Requirement Explained

In engineering, a requirement is a condition that must be satisfied for the output of a work effort to be acceptable. It is an explicit, objective, clear and often quantitative description of a condition to be satisfied by a material, design, product, or service.[1]

A specification or spec is a set of requirements that is typically used by developers in the design stage of product development and by testers in their verification process.

With iterative and incremental development such as agile software development, requirements are developed in parallel with design and implementation. With the waterfall model, requirements are completed before design or implementation start.

Requirements are used in many engineering fields including engineering design, system engineering, software engineering, enterprise engineering, product development, and process optimization.

Requirement is a relatively broad concept that can describe any necessary or desired function, attribute, capability, characteristic, or quality of a system for it to have value and utility to a customer, organization, user, or other stakeholder.

Origins of term

The term requirement has been in use in the software engineering community since at least the 1960s.[2]

According to the Guide to the Business Analysis Body of Knowledge® version 2 from IIBA (BABOK),[3] a requirement is:

  1. A condition or capability needed by a stakeholder to solve a problem or achieve an objective.
  2. A condition or capability that must be met or possessed by a solution or solution component to satisfy a contract, standard, specification, or other formally imposed documents.
  3. A documented representation of a condition or capability as in (1) or (2).

This definition is based on IEEE 610.12-1990: IEEE Standard Glossary of Software Engineering Terminology.[4]

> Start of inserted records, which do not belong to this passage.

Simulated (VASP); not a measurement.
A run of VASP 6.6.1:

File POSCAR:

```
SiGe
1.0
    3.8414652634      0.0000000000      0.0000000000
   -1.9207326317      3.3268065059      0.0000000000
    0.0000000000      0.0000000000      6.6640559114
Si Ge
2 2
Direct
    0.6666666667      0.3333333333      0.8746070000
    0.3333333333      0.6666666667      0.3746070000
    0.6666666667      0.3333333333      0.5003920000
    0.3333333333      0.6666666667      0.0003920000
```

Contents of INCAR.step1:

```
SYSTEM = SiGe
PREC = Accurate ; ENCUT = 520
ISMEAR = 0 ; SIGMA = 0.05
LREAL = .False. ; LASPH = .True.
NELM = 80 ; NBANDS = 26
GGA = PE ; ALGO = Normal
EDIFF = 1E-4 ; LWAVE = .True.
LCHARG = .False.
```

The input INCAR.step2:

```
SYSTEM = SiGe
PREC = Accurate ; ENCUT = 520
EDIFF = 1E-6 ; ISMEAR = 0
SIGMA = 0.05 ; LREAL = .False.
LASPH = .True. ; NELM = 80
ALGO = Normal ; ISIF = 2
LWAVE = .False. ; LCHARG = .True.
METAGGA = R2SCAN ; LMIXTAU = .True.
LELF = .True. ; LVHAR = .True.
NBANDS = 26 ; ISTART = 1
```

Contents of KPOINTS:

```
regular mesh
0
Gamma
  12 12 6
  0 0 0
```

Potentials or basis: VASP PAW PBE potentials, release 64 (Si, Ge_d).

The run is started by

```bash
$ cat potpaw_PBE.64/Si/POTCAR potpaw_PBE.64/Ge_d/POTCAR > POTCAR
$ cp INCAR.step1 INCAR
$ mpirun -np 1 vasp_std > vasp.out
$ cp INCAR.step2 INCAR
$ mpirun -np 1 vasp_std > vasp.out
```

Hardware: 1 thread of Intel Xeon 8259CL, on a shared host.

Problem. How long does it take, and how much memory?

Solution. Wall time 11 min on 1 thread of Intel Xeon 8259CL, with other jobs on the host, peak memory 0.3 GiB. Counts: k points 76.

Product versus process requirements

Requirements can be said to relate to two fields:

Product and process requirements are closely linked; a product requirement could be said to specify the automation required to support a process requirement while a process requirement could be said to specify the activities required to support a product requirement. For example, a maximum development cost requirement (a process requirement) may be imposed to help achieve a maximum sales price requirement (a product requirement); a requirement that the product be maintainable (a product requirement) often is addressed by imposing requirements to follow particular development styles (e.g., object-oriented programming), style-guides, or a review/inspection process (process requirements).

Types of requirements

Requirements are typically classified into types produced at different stages in a development progression, with the taxonomy depending on the overall model being used. For example, the following scheme was devised by the International Institute of Business Analysis in their Business Analysis Body of Knowledge[5] (see also FURPS and Types of requirements).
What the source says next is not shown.